Jerome,
Interesting question - and code !
harpo equ $160
chico equ $140
elem_size equ $0c
clr.l a1 A1 = 0
moveq.l #4,d2
lea harpo(a1),a1 A1 = A1 + $160 = $160
myloop:
adda.w elem_size,a1 A1 = A1 + (5 * $0c) = $19c
dbra d2,myloop
lea chico-4*elem_size(a1),a1 A1 = $140 - $19c + (4 * $0c)
= $140 - $1cc
>> Question: what is the value of a1 at the end ?
Well it could be $ffffff74 ......
>> (I also have my idea, but I do not want to influence yet!)
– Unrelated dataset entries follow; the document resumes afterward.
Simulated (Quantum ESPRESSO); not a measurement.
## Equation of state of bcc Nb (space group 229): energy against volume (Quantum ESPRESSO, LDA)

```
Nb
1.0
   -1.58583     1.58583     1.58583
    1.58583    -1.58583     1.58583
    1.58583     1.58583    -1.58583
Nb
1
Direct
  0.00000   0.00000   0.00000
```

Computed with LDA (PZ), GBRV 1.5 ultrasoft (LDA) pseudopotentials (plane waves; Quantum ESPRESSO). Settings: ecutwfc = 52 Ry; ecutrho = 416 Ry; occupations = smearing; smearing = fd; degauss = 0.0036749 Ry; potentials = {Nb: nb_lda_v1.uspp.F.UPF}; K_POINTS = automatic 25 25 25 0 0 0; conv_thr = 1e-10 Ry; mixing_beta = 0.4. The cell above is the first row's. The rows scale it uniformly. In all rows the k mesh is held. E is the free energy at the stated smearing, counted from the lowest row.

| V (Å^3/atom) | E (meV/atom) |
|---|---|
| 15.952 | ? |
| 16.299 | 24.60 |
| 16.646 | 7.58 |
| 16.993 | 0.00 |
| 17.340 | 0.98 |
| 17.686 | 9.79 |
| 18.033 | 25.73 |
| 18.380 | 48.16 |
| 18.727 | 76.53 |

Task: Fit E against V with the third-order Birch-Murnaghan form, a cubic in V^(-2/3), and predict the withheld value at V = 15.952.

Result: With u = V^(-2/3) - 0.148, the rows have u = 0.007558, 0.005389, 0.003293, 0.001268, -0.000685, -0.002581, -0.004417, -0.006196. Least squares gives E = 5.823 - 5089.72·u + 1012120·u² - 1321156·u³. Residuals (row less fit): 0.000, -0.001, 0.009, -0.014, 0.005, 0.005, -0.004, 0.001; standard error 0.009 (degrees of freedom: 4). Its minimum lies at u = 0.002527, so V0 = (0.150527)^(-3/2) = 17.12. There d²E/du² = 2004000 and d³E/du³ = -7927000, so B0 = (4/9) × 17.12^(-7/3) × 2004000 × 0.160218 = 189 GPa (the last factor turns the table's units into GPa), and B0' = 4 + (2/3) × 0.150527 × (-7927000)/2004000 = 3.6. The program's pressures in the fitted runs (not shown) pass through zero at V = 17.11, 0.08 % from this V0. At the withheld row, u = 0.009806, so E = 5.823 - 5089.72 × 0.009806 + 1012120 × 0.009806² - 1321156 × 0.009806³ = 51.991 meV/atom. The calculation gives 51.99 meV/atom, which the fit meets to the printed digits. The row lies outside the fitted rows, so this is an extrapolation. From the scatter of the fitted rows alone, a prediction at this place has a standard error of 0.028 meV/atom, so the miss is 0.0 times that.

BUT it depends upong how good your assembler is, does it do expressions
evaluation correctly so that the multiplication is done before the addition,
or does it do it in-line ?
My answer above shows what it should be (!) assuming correct precedence,
but if the assembler is in-line, then it will be :
(($140 - 4) * $0c) + $19c
($13c * $0c) + $19c
$ed0 + $19c
$106c
So, which answer did you think ?
By the way, you loop around FIVE times because the dbra instruction stops
when the counter reaches -1, so we pass through the loop with d2 = 4,3,2,1
and then 0, adding $0c to a1 each time, so a1 ends up at $160 + (5 * $0c)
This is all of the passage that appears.